Phase 1 — SSH + credentials

# alias already in ~/.ssh/config (references/ssh_transport.md). Push the wandb key via stdin,
# to the per-instance disk — NEVER the shared FS (U34, and AutoDL's classifier blocks it, AD-gotcha):
printf '%s\n' "$WANDB_KEY_FROM_ENV" | ssh autodl-1 'umask 077; cat > /root/.wandb_key && chmod 600 /root/.wandb_key'

Verify: ssh autodl-1 'python -c "import torch;print(torch.cuda.is_available())"' prints True.
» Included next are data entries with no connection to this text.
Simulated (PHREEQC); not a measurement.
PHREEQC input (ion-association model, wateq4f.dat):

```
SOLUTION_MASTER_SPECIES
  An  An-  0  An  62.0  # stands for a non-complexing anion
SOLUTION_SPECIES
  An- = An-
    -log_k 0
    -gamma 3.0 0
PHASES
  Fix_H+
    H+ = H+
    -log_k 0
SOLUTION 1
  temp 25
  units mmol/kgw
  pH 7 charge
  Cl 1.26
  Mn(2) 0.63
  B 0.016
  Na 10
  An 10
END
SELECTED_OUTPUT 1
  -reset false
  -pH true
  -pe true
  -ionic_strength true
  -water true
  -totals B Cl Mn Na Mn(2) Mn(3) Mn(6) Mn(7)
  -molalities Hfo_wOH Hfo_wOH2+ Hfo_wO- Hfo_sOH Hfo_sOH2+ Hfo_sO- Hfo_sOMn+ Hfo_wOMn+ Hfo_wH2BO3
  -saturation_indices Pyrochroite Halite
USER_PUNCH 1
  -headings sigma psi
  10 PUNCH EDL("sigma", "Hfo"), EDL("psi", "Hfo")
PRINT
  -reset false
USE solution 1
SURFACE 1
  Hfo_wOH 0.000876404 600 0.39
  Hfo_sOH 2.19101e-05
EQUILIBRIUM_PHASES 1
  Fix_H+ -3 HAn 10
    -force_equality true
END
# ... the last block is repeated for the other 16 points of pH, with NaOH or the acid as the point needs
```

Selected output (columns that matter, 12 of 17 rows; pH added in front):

Phase 2 — Wrapper + CPU-smoke gate

# Parameterize the templates, drop the .template suffix, smoke locally on CPU BEFORE renting time:
cp scripts/run_one.sh.template run_one.sh && cp scripts/run_queue.sh.template run_queue.sh
python -m src.train -c configs/ablation/baseline.yaml --task reconstruction \
       --limit-batches 2 --epochs 1   # logger off; catches import/shape/scale bugs for free

Verify: the smoke exits 0 on 2 batches. (Smoke contentREQUIRED: verifying-dl-experiments.)

Phase 3 — Detached launch

# Push the parameterized wrappers + queue to the shared FS (ONE copy, all instances read it):
scp run_one.sh run_queue.sh examples/autodl_sweep/queue_1.txt autodl-1:/root/autodl-fs/
ssh autodl-1 "RUN_ONE=/root/autodl-fs/run_one.sh tmux new -d -s q1 \
  'bash /root/autodl-fs/run_queue.sh /root/autodl-fs/queue_1.txt 2>&1 | tee /root/autodl-tmp/runs/logs/q1_master.log'"

Verify within 60 s: ssh autodl-1 'tmux ls && tail -5 /root/autodl-tmp/runs/logs/q1_master.log' shows the session alive and a STARTING baseline line. Never overwrite the FS wrapper mid-run (U2 / principle #6).

Phase 4 — Durable monitoring

ssh autodl-1 'grep -hE "STARTING|FINISHED|QUEUE DONE|ERROR|Traceback" /root/autodl-tmp/runs/logs/q1_master.log | tail -8'

For a multi-hour sweep deploy the four-layer architecture (references/monitoring_patterns.md): a remote self-completion marker + a session patrol loop. Flag a FINISHED at <50% typical duration (probable early-stop) and re-launch the identical config (principle #7), never a patched one. Don't blind-retry.

Phase 5 — Aggregate + verify + teardown

ssh autodl-1 'DATA_DIR=/root/autodl-tmp DURABLE_DIR=/root/autodl-fs bash /root/autodl-fs/aggregate_to_fs.sh'  # gated sync (U33)
LOCAL_TARGET=/path/to/local/final_ckpts REMOTE_ALIAS=autodl-1 \
  REMOTE_PATH=/root/autodl-fs/final_ckpts bash scripts/download_loop.sh        # resumable per-dir pull
python scripts/verify_local.py /path/to/local/final_ckpts/                     # LOAD each best.pth

Verify: verify_local.py reports 100% OK. Iron Law: only AFTER every cell is pulled AND load-verified AND the user approves does teardown run — on AutoDL 关机 stops the meter and keeps the disk (the reversible exception); release frees it irreversibly. Reconcile against the roster, not the log (references/parallel_ablation.md §6). REQUIRED: superpowers:verification-before-completion.